He got three fish to hand on day two for a total of ten.  Nine brown trout, and one rainbow.  All nymphing with tandem rigs under an indicator.  He was allowed to flip and roll.  He did well in initiating roll casts from either side of his body depending on how he stood relative to the current.  I think his biggest fish may have been 13 inches; it was for sure a strong 12.  His first serious trout fishing affair; will be remembered well.


Friday, April 22, 2016

Spring Break 2016 Chapter II


We'd have caught a bunch of fish if we'd stayed north of 90.  That's what the kid figured after we got beat down pretty good over the first weekend of spring break.  He'd only hooked and lost one fish; I landed a couple here and there.  Fishing overall was poor.  So we looking for some redemption; some lonely hours on uncrowded water, good conditions.  One day mid-week then we went for an afternoon quick hitter close to home.  100% my favorite line of the day was as we were pulling up, noting another angler parked; older boy said urgently oh, do you think he's going upstream.  This the confirmation that the anticipation is alive in him; this all matters.  Plus he very clearly has upstream and downstream in his head.  What's next river right and left.  Riffle pool run configuration. One can hope.  I did my best to be a good example in terms of manners and parked the car and jogged (away from the stream) up to the angler and talked with him.  Told him that we'd go to the next access upstream if that'd work for him.  Sure he says I only have a short time.  Good news boys.
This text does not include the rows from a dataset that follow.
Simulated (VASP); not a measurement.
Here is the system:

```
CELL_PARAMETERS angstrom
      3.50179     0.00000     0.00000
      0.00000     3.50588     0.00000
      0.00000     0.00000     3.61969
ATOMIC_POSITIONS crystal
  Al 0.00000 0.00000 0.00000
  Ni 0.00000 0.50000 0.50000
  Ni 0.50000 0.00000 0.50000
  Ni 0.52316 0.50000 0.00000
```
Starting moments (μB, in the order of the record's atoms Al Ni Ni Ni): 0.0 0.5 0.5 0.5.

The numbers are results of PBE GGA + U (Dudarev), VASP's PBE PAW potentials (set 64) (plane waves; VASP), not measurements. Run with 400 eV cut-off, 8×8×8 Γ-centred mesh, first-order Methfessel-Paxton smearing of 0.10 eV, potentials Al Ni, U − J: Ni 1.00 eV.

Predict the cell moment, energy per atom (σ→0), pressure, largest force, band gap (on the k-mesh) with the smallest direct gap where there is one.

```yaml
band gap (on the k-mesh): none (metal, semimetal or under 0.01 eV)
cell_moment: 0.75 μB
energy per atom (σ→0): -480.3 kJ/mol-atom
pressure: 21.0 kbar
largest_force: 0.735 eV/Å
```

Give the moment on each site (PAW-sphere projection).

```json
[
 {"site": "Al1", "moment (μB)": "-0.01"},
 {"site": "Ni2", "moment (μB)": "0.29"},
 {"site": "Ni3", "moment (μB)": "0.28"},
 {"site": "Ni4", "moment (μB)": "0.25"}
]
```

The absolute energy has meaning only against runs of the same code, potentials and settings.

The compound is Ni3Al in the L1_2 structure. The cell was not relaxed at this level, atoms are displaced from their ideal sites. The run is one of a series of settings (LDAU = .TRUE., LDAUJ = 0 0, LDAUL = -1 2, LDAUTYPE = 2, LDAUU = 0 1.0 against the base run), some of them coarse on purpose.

Older guy is eager to fish every hole; not always ready to take turns with little brother.  On this day we dipped downstream of normal starting point to add one more piece of water.  Ten minutes in and it produced first fish of the day.  I got pretty excited; fish wasn't that big; I estimate 12-13 inches.  But what I value in that video: (1) good intensity, (2) bird dogging the indicator, (3) finding a reason to set the hook on each drift (rule from JM), (4) the discernment of the very subtle indication.  Nice work all around.


Redington Crosswater waders.  Gear tip.  $100 brand new; found this pair for $79 brand new.  Kid II was in heaven being able to wade in April and not get cold and wet.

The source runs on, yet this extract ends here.